Air Date: 5/23/07
Yes, LOST is on here twice. Is that a cheat? Maybe, but love it or hate it, LOST is inarguably one of the most significant series of this generation and the greater overall TV conversation. Is it surprising that the most emulated series of the past five years would have more than one noteworthy finale? Is it surprising that one of those finales could also be viable for GOAT status? It shouldn't be.
LOST didn't create the flashback narrative technique, of course, but it mastered it in an impressive manner that spawned much acclaim and imitation. It also threatened to suffocate the show. Three seasons in, it was painfully clear that creators Damon Lindelof and Carlton Cuse were straining to continue to create character-centric flashbacks that resonated and enriched the castaways back-stories. Flat tales like the story nobody really wanted to know about Jack's tattoos, Locke being a gullible fool for the 47th time, or Sayid facing a personification of his shady past yet again left the once rapturous audience bored, while others were saddled with increasingly ridiculous additions to their bios (Kate was once married? Desmond was a monk?).
So how did Lindelof and Cuse rejuvenate the series? By abandoning their bread-and-butter format for a bolder one, and setting an end date for the series that would effectively kill all wheel-spinning in favor of renewed momentum and the promise that all of the island shenanigans would build to an actual, straightforward conclusion. The declaration that LOST was back in the game would be summed up with one game-changing scene: a Jack flashback that ended with a mysterious meet-up with a woman who would turn out to be...Kate?!
The intrigue doesn't stop there, as the flash-forward(!) ends with a future, despondent, alcoholic Jack screaming that they "have to go back." For three seasons we figured the series' end-game would center on the castaways finally getting off the island; the reveal that there was much, much more at stake was simply ingenious.

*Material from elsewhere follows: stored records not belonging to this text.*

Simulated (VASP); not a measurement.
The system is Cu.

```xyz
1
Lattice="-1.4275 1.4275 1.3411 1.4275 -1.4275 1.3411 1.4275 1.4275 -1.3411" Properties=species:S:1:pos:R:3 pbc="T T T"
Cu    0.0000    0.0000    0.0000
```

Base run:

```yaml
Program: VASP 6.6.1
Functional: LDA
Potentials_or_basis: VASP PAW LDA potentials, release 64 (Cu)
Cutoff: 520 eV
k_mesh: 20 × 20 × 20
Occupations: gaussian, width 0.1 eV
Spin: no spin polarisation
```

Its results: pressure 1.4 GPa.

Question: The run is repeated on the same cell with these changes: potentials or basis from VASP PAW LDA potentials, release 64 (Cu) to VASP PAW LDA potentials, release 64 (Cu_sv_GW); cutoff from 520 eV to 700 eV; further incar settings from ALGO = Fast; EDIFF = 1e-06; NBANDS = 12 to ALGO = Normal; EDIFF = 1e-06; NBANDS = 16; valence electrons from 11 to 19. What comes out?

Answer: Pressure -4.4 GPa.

The masterful twist wasn't the only aspect that makes "Through the Looking Glass" an instant classic. The on-island events are just as, if not more, poignant, as the castaways finally take down the antagonistic island cabal The Others, and set the stage for a rescue team that we discover may have more sinister plans in mind. All of the action is underscored by Charlie's underwater sacrifice to point the "rescuers" in the right direction, as the series sends off one of its most beloved characters in a fittingly emotional fashion. LOST would still have its problems during its final three years, but this is the episode that convinced many to stay with it, while convincing the rest of us that we were watching something truly historic unfold.